Mary Baxter had always wanted to be a very specific type of mother: one who was attentive and involved, the kind who would finger paint with her child, organize play dates to the park, and have picnics in the backyard. Her child would never want for attention or affection. Mary was exactly this kind of mom for five blissful years — until her only child Stella died suddenly.
"The Knitting Circle" (W. W. Norton & Company; $24.95), by Ann Hood, begins at a point when Mary feels her own life has ended. The funeral is long over, but friends and acquaintances still trickle past the Baxter's front door leaving baked goods and notes of condolence, offering invitations for dinner, coffee, a shopping trip — offers that continually go unanswered. Though her husband Dylan returns to work, Mary opts to stay at home and fills her days watching and re-watching programs on the food channel. The few times that she ventures out of her home the errands prove too difficult; just the sight of a little girl at the grocery store is enough to bring Mary to tears.

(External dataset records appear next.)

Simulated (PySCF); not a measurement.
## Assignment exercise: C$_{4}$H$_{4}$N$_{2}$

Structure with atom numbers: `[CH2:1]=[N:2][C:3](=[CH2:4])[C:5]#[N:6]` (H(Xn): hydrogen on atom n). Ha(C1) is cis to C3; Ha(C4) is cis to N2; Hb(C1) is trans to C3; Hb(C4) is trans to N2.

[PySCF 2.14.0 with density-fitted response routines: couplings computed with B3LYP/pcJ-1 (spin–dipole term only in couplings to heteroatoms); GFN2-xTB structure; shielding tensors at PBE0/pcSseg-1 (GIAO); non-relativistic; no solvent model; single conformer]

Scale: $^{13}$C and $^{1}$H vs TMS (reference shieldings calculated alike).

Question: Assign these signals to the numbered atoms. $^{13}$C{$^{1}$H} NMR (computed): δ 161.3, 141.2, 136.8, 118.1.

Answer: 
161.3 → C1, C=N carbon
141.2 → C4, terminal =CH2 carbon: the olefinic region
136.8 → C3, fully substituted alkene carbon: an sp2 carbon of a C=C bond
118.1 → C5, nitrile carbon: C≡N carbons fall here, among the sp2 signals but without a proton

Yet Mary inexplicably finds herself driving to "Big Alice's Sit and Knit" one Wednesday night and sitting down with big Alice and five other women to learn to knit and purl. She is skeptical at the outset, thinking that these women and their quaint knitting circle could not even begin to ease her pain. Mary's story is buoyed by Hood's gentle prose and colorful cast of characters. In the spirit of the "The Joy Luck Club" and "Divine Secrets of the Ya-Ya Sisterhood," "The Knitting Circle" takes hold of the reader and doesn't let them go.